In a recent WSJ editorial, the Dean of Harvard Business School provided a defense of Wall Street that has been absent from the political debate thus far, “Imagining an Economy without Wall Street.” The juxtaposition of Wall Street and Main Street has been political fodder throughout modern history but, for some reason, capitalists rarely come to its defense, at least publicly. When someone does, it’s worth paying attention to. This is especially important today because a generation of young workers knows little of capitalism’s great promise.

As a business leader, it is important to understand why capitalism has made the US the envy of the world. But it’s also important to reach your own conclusion about whether it has outlived its usefulness and, if so, what is going to replace it.

What most people fail to recognize about free market capitalism is that it is unapologetic about unequal outcomes. Capitalism does not promise equal riches, but rather equal opportunity to benefit from the fruits of one’s labor or the creation of intellectual property. Throughout the ages, organized societies have dealt with inequality of riches and for much of man’s history wealth resided within the ruling class. But without democracy’s commitment to equal opportunity and the protection of individual property rights, the ruling class is eventually undone by the masses.

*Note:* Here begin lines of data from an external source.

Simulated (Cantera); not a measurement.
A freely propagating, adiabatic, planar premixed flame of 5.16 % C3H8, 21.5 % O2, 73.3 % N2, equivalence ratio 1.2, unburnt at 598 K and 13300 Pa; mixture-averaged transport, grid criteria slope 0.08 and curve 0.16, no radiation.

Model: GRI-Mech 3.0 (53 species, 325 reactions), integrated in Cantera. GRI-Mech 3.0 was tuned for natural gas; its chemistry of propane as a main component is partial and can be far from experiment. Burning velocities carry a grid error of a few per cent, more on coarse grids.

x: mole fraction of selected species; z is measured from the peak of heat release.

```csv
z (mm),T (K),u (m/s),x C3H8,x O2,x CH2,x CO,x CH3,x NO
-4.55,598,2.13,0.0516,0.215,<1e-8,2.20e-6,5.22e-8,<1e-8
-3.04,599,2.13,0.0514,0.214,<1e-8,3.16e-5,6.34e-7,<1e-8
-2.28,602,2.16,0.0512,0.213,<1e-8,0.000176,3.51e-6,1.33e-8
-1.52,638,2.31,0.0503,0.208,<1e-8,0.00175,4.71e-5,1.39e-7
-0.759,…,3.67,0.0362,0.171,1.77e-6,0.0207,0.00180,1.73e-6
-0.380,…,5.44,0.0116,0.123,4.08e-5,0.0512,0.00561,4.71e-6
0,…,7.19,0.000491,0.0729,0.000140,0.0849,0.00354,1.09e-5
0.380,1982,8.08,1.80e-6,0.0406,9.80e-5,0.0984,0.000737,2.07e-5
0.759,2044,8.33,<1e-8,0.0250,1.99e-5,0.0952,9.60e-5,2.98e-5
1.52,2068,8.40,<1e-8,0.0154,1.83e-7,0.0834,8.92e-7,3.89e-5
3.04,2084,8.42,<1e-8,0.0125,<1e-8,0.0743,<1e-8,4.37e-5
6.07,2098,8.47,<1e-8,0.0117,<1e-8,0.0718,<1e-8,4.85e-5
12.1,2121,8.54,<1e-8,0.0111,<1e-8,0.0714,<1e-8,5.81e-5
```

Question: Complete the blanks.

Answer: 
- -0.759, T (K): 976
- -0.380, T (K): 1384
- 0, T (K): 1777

Emigrants come to our shores not for the promise of owning a house on the beach but instead for the promise that through hard work and self-sacrifice they may someday have the opportunity to own a home – something that’s unattainable in many countries. Accepting that a mansion holds no monopoly on happiness is what allows the large and small homeowner to coexist happily on the same street. However, the benefits of capitalism crumble when people lose faith in its democratic underpinnings, when the absence of economic growth turns the hard work of the small homeowner into hard labor, and when wealth is concentrated among the ruling class.

To be sure, capitalism is not without shortcomings, but income inequality need not be one of them; it is the natural outcome of an economic system that knows no equal. Until we identify a superior mechanism, politicians and business leaders would do well to spend time thinking about how to grow the economy so that the allocation of scarce resources can once again raise the income prospects across all economic classes.